Problem 1 of Asian Pacific Mathematical Olympiad 2010

Let ABC be a triangle with ∠BAC ≠ 90. Let O be the circumcenter of the triangle ABC and let Г be the circumcircle of the triangle BOC. Suppose that Г intersects the line segment AB at P different from B, and the line segment AC at Q different from C. Let ON be a diameter of the circle Г. Prove that the quadrilateral APNQ is a parallelogram.

Solution by Steve Dinh, a.k.a. Vo Duc Dien (tặng bạn học cũ Nguyễn Hựu Trung Học Tỉnh Hạt Thuận An)

Let the circumcircle of triangle ABC be C, M be the midpoint of AC and E the intersection of C and PC. Also let r and R be the radii of C and Г, respectively.

Consider two right triangles MOC and QON with ∠ONQ = ∠OCQ (subtends arc OQ). So they are similar; therefore, MC/OC = QN/ON or MC/r = QN/2R or AC/QN = r/R or ∠ABC = ∠NPQ.

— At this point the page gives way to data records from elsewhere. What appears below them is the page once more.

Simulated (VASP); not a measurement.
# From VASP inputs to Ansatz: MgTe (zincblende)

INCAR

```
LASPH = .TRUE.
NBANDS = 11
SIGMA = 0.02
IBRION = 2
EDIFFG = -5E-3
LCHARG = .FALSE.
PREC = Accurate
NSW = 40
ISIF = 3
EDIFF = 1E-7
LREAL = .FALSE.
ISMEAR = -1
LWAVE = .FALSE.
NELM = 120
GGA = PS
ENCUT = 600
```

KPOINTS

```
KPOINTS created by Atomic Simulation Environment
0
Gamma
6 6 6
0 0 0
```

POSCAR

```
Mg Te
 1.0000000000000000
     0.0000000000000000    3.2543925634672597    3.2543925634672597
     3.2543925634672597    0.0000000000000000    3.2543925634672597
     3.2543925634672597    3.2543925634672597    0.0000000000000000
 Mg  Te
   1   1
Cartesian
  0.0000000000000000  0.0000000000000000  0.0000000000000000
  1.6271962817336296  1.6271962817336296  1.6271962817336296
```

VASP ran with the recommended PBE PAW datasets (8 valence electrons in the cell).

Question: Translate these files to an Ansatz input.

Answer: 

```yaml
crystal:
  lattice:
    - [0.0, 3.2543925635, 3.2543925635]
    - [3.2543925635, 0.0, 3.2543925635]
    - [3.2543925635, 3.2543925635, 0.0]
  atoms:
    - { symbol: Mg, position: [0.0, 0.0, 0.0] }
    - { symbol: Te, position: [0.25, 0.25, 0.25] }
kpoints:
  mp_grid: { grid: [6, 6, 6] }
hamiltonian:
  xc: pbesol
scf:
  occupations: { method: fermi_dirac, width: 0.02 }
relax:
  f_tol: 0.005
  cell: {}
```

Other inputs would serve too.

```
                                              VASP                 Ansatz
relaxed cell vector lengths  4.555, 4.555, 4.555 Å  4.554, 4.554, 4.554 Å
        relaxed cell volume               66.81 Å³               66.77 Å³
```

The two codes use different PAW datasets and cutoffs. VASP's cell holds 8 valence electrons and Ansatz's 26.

We also have ∠PQN = ∠PBN (subtends PN) = 180 - ∠OBN - ∠ABO = 90 - ∠ABO

But ∠ABO = ∠BAO, ∠OBC = ∠OCB and ∠OAC = ∠OCA or

	∠OCB + ∠OCA = ∠ACB =  90 - ∠ABO = ∠PQN

Now ∠BAC = 180 - ∠ABC - ∠ACB = 180 - ∠NPQ - ∠PQN = ∠PNQ

We also have ∠PNQ = ∠PCQ = ∠BAC or AP = PC and BE || AC and since BN is tangent to C, ∠NBE = ∠BCE = ∠BNP (subtends BP) or BE || PN

Along with BE || AC, we have PN || AC.

Now combine with ∠BAC = ∠PNQ, we conclude that APNQ is a parallelogram.